If it moves ahead, the agreement would break long-standing rules and install new barriers for Central American migrants attempting to reach the U.S., the newspaper reported, citing Mexican officials and senior members of Lopez Obrador’s transition team.

It would mark a victory for the hard-line immigration advisers within Trump’s administration. It may cause headaches, though, for the incoming left-wing government in Mexico City, days away from officially taking the country’s reins on Dec. 1 after winning election in July.

The plan, to be known as “Remain in Mexico,” would require asylum applicants at the border to stay in Mexico while their cases are processed, potentially ending a system Trump calls “catch and release” that has until now generally allowed those seeking refuge to wait on safer U.S. soil, according to the Post.

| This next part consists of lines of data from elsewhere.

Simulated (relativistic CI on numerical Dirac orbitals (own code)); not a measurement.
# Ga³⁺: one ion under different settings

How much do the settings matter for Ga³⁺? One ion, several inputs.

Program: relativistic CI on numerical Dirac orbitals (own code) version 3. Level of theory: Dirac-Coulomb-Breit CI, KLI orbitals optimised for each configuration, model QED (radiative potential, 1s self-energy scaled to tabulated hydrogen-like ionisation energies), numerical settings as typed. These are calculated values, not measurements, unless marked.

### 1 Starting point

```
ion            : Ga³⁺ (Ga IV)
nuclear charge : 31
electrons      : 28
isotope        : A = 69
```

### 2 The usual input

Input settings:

A press conference is scheduled for Mexico City at 8 a.m. local time, Ramirez said. Although the event is expected to focus on results of referendums being held across Mexico this weekend, the migrant issue is likely to be discussed as well.

Trump said on Twitter late Saturday that migrants at the border wouldn’t be allowed into the U.S. until their claims were heard in court, a process is usually lengthy. He again threatened to close the country’s southern border “if it becomes necessary.” Trump didn’t comment on the specifics of an agreement with Mexico.

Olga Sánchez Cordero, Mexico’s incoming interior minister, told the Post that “for now, we have agreed to this policy of ‘Remain in Mexico,”’ adding that “the medium- and long-term solution is that people don’t migrate.”

She later appeared to backtrack, telling the Associated Press that “there is no agreement of any sort between the incoming Mexican government and the U.S. government.” Top officials from AMLO’s administration planned to meet as early as Sunday to discuss the U.S. proposal, the New York Times reported.